Protecting Workplace Advancement and Opportunity Act

Introduced: March 17, 2016 Introduced by: Scott, Tim Republican · South Carolina See on congress.gov
 Everywhere this bill has been 3 steps
Introduced
In committee
Reported out
Passed House
Passed Senate
To President
Became law
May 11, 2016
Committee on Small Business and Entrepreneurship. Hearings held. Hearings printed: S.Hrg. 114-676.
Mar 17, 2016
Read twice and referred to the Committee on Health, Education, Labor, and Pensions.
Mar 17, 2016
Introduced in Senate
 Plain-English summary Congressional Research Service

Protecting Workplace Advancement and Opportunity Act

This bill declares that the proposed or the final rule of the Department of Labor entitled "Defining and Delimiting the Exemptions for Executive, Administrative, Professional, Outside Sales and Computer Employees" shall cease to have any force or effect. The rule revises the "white collar" exemption of executive, administrative, professional, outside sales, and computer employees from minimum wage and maximum hour, or overtime, requirements of the Fair Labor Standards Act of 1938 (FLSA).
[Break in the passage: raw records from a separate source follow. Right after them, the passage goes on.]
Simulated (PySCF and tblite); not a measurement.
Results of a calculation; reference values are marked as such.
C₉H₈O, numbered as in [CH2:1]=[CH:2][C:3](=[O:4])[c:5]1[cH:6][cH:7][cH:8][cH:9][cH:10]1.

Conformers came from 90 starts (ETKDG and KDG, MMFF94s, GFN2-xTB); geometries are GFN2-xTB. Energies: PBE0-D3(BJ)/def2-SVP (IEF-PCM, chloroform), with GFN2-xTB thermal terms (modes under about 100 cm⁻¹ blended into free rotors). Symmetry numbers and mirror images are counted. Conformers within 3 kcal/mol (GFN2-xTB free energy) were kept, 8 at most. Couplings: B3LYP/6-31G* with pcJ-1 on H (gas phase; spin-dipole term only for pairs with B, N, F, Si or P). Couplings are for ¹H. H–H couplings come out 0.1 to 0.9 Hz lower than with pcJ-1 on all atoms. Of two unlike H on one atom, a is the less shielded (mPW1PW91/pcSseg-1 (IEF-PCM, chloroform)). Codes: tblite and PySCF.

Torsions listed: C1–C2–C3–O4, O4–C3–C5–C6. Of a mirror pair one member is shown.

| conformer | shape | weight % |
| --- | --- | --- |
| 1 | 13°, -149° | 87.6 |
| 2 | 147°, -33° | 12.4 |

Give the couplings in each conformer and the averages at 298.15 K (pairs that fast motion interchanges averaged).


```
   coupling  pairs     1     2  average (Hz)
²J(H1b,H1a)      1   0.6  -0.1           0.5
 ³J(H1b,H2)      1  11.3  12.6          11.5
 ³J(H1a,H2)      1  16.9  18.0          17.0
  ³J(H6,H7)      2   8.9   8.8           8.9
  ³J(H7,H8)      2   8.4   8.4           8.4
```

If the proposed rule is a final rule on the date of enactment of this bill:

  • Labor shall not enforce it based on conduct occurring before that enactment date,
  • an employee shall not have any right of action against an employer for the employer's failure to comply with the final rule at any time before that enactment date,
  • any regulations that were amended by the final rule shall be restored and revived as if the final rule had never taken effect, and
  • nothing in this bill shall be construed to create a right of action for an employer against an employee for the recoupment of any payments made to the employee before the enactment of this bill that were in compliance with that final rule.

Labor may promulgate any substantially similar rule only if it has completed certain required actions; but the rule shall not contain any automatic updates to the salary threshold for purposes of exemptions to minimum wage and maximum hour requirements under the FLSA.

The requirement that definitions applicable for such exemptions be defined and delimited from time to time by Labor regulations shall be construed to:

  • require Labor to issue a new rule through notice and comment rulemaking for each change in any salary threshold it has proposed; and
  • exclude any rule that would result in changes to any salary threshold for multiple time periods, including through any automatic updating procedure.

Labor may not promulgate any final rule that includes any revision to duties tests for exemption from minimum wage and maximum hours requirements unless specific regulatory text for the provision was proposed in the proposed rule.

What's happening now May 11, 2016

Committee on Small Business and Entrepreneurship. Hearings held. Hearings printed: S.Hrg. 114-676.